Over on Brad Warners Hardcore Zen blog (link off to your right there) his latest update discusses his decision not to do something that pretty much everyone he knows and his ‘rational’ mind tells him to do.
He also makes mention of a curious fact ive noticed over and over in my life. Namely, that the old saying that “hindsight is 20/20 ” is really only true because we are too distracted/deluded to see with 20/20 clarity right now! Fortunately, its beginning to take less and less time to see the ‘right’ path and to see the results of those decisions without having to wait years or month for those results to sink in. Which isn’t too say that I don’t make dumb choices all the time (I do) but that the really big ones seem to fall into place in a way that works for me much more often. Maybe its just being older and having all that collective experience at my memory banks beck and call, but i believe that to a much greater degree it stems from trusting my natural instincts.

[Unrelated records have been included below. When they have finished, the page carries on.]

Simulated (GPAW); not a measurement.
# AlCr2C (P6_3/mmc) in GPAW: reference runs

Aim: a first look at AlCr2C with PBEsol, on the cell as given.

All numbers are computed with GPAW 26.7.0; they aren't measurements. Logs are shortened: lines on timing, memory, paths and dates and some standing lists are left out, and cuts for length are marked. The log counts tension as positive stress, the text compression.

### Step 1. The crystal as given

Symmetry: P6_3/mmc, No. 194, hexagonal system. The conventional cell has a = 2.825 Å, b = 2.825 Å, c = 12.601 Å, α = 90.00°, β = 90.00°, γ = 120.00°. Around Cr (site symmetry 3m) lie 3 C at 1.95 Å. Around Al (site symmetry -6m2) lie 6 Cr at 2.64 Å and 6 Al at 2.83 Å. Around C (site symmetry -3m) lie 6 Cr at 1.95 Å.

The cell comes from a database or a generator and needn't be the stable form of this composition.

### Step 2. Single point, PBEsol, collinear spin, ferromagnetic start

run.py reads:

Part of my philosophy of life is to consider every single thing that has happened in my life was the best possible thing that could have happened. Yes even the really shitty stuff. So I cant really recall many of those ‘bad’ decisions with regret, rather I look at them as learning experiences (“experience is a harsh mistress, but she raises strong children” goes one old saying. . .) Also, that person who made those choices and lived through the consequences is no longer the person i am now. I can recall them (as well as our faulty, all-too-human, memory can recall anything) and in so doing hopefully keep from making harmful repeats of those times, but I cant really say that that person is still around anymore.
All this is a verbose way of saying Ive learned to really trust my gut. Especially when dealing with those rare, but huge life changing choices we all get (must?) make here and there. It takes some pretty strange forms compared to what I’m used to, too. For example I spent the previous 10 years convinced that I never wanted to have children of my own. Sure I love kids, come from a big family, and like any human animal would like to pass on some of my (hopefully) good traits to another generation, but with my ex-wife neither of us wanted kids. So a year or so ago when Cara and I first started talking about a relationship she asked me flat out if i still meant that, she understandably didn’t want to get too invested with a guy who flat out didn’t want kids because she herself did eventually want a child. To my utter surprise and with not hesitation i told her that actually i did want to have children some day. I wasnt saying it because i wanted a relationship with her, in fact at that point i still wasn’t sure I wanted a relationship with anyone, but when i just opened my mouth and let my gut do the talking all the stories I had been convincing myself of to appease my ex went *plop!* and my true feelings came out. No one was more surprised than me to hear it out of my mouth and yet in all the time since then I haven’t regretted saying it once, at all! My instinct, it turned out, knew me a whole lot better than my ‘rational’ mind.
That lack of back peddling, regret, self-doubt, buyers remorse, whatever you wish to call it has become something normal in my life these days. I simply trust my gut and instead of worrying about what is the smart thing to do i simply do the right thing for me, lo and behold it turns out that the two are one and the same! I sometimes feel like its only when my pesky brain gets in the way that I end up putting a foot in my mouth or choosing to zig when i ought to zag, but its not really my brains fault, its just trying to be too clever for my own good.
Maybe our sub-consciousness is so connected to the rest of the universe that it knows the right way to go, maybe we just feel better about decisions when we decide to accept whatever comes of them instead of wanting our favorite little result only, or perhaps when we let god (in whatever form we understand it to be) run the show we don’t get steered wrong. I really don’t know the mechanism behind it and I’ve found that it really doesn’t need to be understood, but somehow there is that small, but strong voice within us that will speak up when we really really need it, sometimes what it tells us is counter-intuitive, but in the end Im now sure that gut instinct is the closest to being ‘right’ we can be.